Well to be exact that statement should read, ”what has happened to 0nline poker 3.0? It seems that the development of 3D poker would lead to a new world of interacting with opponents from around the world. That a new social network of card hustlers and poker pimps would play against drunk fishes and chatty grandmothers via the internet in a maelstrom of table trash talk would soon be amongst us. But, that dream has never materialised, in fact it has never come close to being a reality.
Why this has never happened must be down to people being happy with what they have and do not see any reason to move away from bots and poker tracking software which is slowly killing the human element of online poker.
The idea of a chat roulette type poker was a great idea but I have not heard anyone really getting to grip with the concept and there seems to be no urgency or cash in developing it any further. I must admit I did try it out and quite liked it but non of my immediate friends and acquaintances never really followed suit. I don’t know why and maybe some really clever entrepreneur will have another shot at it to see if it can be made into a mass product.
I think the biggest disappointment I have is clearly there is a market for something new. Video games have shown the way. They have created a world where people interact and are eager to spend time developing a persona online which enhances the game being played. This has not happened in online poker. Why create a persona when some clever geek or nerd will gain all sorts of stats about you and use the machine to decipher your every move so they can strip you of your beer tokens (or money in normal English) away from you? That is not fun it is cash stripping, which ain’t nice.
Most people like a good sales pitch and hustle, but not mechanised robbery. That is why people hate robo-phone calls and people like me will deliberately give false information just to mess up the information the owners of the robo-caller are after therefore rendering the exercise meaningless. We need more humanisation of online poker, not less.

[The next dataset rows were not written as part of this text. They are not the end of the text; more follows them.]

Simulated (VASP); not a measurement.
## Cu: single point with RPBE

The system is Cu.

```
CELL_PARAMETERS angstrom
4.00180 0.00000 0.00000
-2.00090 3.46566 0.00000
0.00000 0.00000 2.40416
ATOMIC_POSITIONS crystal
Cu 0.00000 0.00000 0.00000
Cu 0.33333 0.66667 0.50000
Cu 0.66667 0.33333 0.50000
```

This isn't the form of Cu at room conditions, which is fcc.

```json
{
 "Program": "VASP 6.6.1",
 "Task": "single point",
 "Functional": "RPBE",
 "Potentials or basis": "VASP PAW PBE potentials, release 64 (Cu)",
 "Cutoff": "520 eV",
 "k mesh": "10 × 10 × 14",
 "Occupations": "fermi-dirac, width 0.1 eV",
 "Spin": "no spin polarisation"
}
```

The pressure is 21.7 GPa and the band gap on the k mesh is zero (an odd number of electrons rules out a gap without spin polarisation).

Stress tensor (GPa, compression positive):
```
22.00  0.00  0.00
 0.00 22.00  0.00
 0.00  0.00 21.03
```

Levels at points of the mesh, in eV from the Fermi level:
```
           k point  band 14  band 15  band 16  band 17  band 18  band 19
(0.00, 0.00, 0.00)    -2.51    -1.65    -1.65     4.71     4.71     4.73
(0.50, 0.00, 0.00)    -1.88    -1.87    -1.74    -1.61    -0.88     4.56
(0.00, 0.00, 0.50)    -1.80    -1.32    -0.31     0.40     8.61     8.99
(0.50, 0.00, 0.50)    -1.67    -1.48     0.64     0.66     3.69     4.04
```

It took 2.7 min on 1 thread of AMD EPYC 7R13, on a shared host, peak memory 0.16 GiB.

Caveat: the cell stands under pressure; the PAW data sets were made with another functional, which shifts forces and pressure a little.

In the end online poker as it stands will lead to it’s demise. Some people will get fabulously rich, but, those who just love the game will get bored and move on to something that is intelligent but fun.
So lets get the whizz kids and the psychologist, the tekkies and the marketeers, the artist and artisans to make online poker more interesting and out of the hands of scalpers, wannabe bankers and accountants. Greater feeling of human reaction without the ‘internet warrior’ syndrome taking over the chat box. Online poker need a third age and whoever develop it will make a mint of money.